In I Am Bread you play as a slice of bread that roams around a room with the goal of becoming toast. It’s very silly and also quite frustrating. You don’t move around in a conventional video game way, instead, each shoulder button on the controller lets a corner of the bread ‘grab’ a surface which you then use to leverage your way around. It’s nonsensical, it’s inconvenient, and it’s fun.
I Am Bread wouldn’t work near as well if it had an ‘easy’ way of moving around. The game is about being a slice of bread and that theming allows for a truly bizarre control scheme. Mastering movement (or at least getting to the point where you can move with some fidelity) is arguably more vital to the game than finding a heat source to turn yourself into toast. QWOP isn’t really about running the race to its end, it’s about somehow being able to make the guy run with the unwieldy controls. The inconvenience is the point.
Perhaps that’s something it has in common with something like Ulysses, a book that I inch closer to finally rereading every day. The book is dense, rife with intertextual references that extend beyond literature to the geography of Dublin. The book isn’t an easy read, even when you’ve got a guidebook (The New Bloomsdayis the equivalent of a GameFAQs walkthrough). But when you get into the book, like when you’re able to make that slice of bread move, you find the beauty in it and end up ranting about it at parties at 1am. The obliqueness of the prose is part of what makes it so beautiful, without it, Ulysses is just the story of a fairly ordinary day.
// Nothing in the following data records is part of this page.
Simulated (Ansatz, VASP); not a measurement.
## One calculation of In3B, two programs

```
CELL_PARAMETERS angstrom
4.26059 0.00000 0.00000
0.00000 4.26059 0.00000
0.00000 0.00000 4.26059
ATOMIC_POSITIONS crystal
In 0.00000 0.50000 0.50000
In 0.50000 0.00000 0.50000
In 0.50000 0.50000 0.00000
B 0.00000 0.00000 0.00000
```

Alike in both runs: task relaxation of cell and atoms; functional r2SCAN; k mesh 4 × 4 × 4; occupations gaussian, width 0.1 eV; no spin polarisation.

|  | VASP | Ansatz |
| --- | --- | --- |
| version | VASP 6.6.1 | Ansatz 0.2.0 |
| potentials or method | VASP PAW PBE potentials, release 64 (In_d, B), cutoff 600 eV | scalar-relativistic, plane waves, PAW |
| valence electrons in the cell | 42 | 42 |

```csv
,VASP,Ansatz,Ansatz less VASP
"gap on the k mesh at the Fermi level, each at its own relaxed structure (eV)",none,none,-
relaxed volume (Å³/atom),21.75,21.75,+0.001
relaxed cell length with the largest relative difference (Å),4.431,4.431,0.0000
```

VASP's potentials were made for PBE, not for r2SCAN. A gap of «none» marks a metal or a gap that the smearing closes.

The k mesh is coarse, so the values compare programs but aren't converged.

The way a story (be it, y’know, silly game or literary classic) is told is often as important as the story itself. I Am Bread is built around a ridiculous concept so of course the controls will be ridiculous, just as the complexity of Ulysses is intrinsic to its narrative. I Am Bread would certainly be more playable with more conventional controls, but it wouldn’t be as weird and the central silliness of playing as a slice of bread wouldn’t feel nearly as palpable.